The following is a problem question in How to Prove It (4.1.14b):
For each $(i, j) ∈ I × I$ let $C(i,,j) = A_i × B_j$, and let $P = I × I$. Prove that $∪_{p∈P}C_p = (∪_{i∈I} A_i)\times (∪_{i∈I} B_i)$
My question is regarding indexing. Should $y\in ∪_{j∈I} B_j $ instead? Yes, i is a free variable, but it shouldn't be used twice here since it represents the index number for A which isn't necessarily the same as the one used for B. Am I correct? Can someone clarify
The use of $i$ as an index for $\bigcup_{i \in I} A_i$ ends, in essence, with the parentheticals around that symbol. After all, in a similar vein, $$ \bigcup_{i=1}^{100} A_i $$ is just essentially a shorthand for the expression $$ A_1 \cup A_2 \cup \cdots \cup A_{100} $$ If something else does not depend on the running index, you're allowed to use it again elsewhere, which can be nice for homogenity and consistency and to keep things in line with certain naming conventions.
To poke at this notion of dependence, note the difference between $$ \left( \bigcup_{i=1}^{100} A_i \right) \cup \left( \bigcup_{i=1}^{100} B_i \right) $$ and, say, $$ \bigcup_{i=1}^{100} \left( A_i \cup \bigcup_{k=i}^{100} B_k \right) $$ In the first, neither larger expression depends on $i$ in particular - again, it just serves the role of running index. In the second, on the other hand, the second union explicitly depends on the running index $i$ in question. This is a case where two separate running indices are needed.

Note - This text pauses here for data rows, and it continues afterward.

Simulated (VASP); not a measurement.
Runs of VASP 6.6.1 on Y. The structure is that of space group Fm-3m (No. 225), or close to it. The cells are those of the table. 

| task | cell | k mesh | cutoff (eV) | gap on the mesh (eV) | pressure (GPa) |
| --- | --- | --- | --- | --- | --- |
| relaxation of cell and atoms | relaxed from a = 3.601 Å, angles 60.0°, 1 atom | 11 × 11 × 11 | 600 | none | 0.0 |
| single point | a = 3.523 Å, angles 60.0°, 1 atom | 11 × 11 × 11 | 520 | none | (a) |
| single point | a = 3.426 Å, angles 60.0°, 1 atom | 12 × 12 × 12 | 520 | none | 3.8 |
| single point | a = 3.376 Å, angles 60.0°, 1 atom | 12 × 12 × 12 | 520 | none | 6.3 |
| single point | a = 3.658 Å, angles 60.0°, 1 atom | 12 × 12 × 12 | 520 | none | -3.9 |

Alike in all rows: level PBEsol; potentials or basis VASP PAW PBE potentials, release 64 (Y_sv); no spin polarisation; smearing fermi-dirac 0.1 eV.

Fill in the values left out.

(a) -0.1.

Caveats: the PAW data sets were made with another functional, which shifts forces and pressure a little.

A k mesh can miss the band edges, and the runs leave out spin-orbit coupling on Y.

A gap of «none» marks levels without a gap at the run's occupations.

I suppose a computer science analogy comes with "for" loops. The first of the two expressions above can be thought of two separate "for" loops for unions (which the result from each loop then being unioned together). Many programming languages would have no issue with you using the same indexing variable for each. On the other second, for the second expression, you would have a for loop nested within another for loop, so you cannot (usually) just naively use the "outer" indexing variable.
Now, that said, you don't have to do this. If you please, you may write $$ \left( \bigcup_{i \in I} A_i \right) \times \left( \bigcup_{j \in I} B_j \right) $$ if you want, with no issues. For a problem phrased as the one given (where clear roles for $i,j$ are given by how $C(\cdot,\cdot)$ is defined), I'd say it's even more natural.